When you don’t want people to hear what they’d like to hear, you tell yourself not that they’d be hurt by hearing it – after all, that would be for them to decide! – but rather that there are people who’d be hurt by knowing that other people are hearing what these people don’t want these other people to hear. In the campaign against academic freedom this has come to be known as the Hurt Argument. That is, the harm accrues not to the listener of the speech being censored, but rather to the person knowing that the speech is being listened to.

To clarify, try it this way: It’s not that country ’n’ western hurts my ears. How could it, since I don’t listen to it? Nor do I worry that country ’n’ western will hurt the ears of those who do listen to it. It’s that it hurts my sensibilities knowing that people do listen it, whether it hurts their ears or not.

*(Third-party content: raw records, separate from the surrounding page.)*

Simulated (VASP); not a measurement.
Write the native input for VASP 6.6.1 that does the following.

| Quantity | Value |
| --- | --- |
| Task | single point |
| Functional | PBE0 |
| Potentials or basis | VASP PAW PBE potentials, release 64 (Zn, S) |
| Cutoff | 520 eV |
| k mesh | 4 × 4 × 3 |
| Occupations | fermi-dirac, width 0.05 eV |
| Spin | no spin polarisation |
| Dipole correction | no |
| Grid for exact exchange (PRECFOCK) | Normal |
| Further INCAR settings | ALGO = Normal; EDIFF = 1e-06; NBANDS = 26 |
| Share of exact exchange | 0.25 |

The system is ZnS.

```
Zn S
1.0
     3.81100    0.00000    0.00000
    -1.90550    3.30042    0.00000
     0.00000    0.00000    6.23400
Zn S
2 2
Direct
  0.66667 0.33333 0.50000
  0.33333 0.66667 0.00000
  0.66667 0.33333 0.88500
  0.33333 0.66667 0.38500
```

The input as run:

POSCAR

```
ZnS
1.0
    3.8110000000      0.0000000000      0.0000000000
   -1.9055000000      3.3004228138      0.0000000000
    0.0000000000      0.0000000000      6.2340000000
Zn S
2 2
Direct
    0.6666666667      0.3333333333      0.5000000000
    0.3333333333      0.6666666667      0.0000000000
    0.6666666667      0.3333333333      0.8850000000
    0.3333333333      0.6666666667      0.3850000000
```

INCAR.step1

Now then, it may be argued – in fact it is argued – that country ’n’ western is harmless, whereas Residential School denial is anything but. By the way, by residential school denial here is not meant the denial that there were residential schools. Nor is it the denial that the damage done by those school outweighed any good they might have done. Rather it’s the denial that any good came out of them. So the argument is that citing any benefit, no matter how insignificant, that might have come out of those schools, is hurtful. And, as noted above, not to anyone privy to this denial, but as a consequence of their having been privy to it. That is, that having been privy to this denial, the person privy to this denial will visit some hurt, perhaps on residential school ‘survivors’, or if not them then on the descendants of those survivors.

By parity of reductio, then, the argument would have to be that country ’n’ western music incites in its listeners some behaviour hurtful to others, which is, I think we’d all agree, highly unlikely. So the argument has to be that there’s a much higher likelihood of hurt in the residential school denial case. And what grounds that claim? That residential school survivors, or their descendants, report they feel hurt by knowing there’s residential school denialism out there.

People do sometimes misreport their feelings, when it serves their interests to do so. But I don’t want to hang my case on this. Let it be granted that there are people who are deeply hurt by the mere suggestion that someone might have had one breakfast she’d otherwise have skipped had she not been in one of those schools that morning. But if we were to kowtow to that hurt, I’m wondering what’s left not to be kowtowed to. I can’t think of a single thing. 

So I think we have to put constraints on what will count as actionable hurt. What those constraints might be is above my pay grade. But surely it’s something we should talk about.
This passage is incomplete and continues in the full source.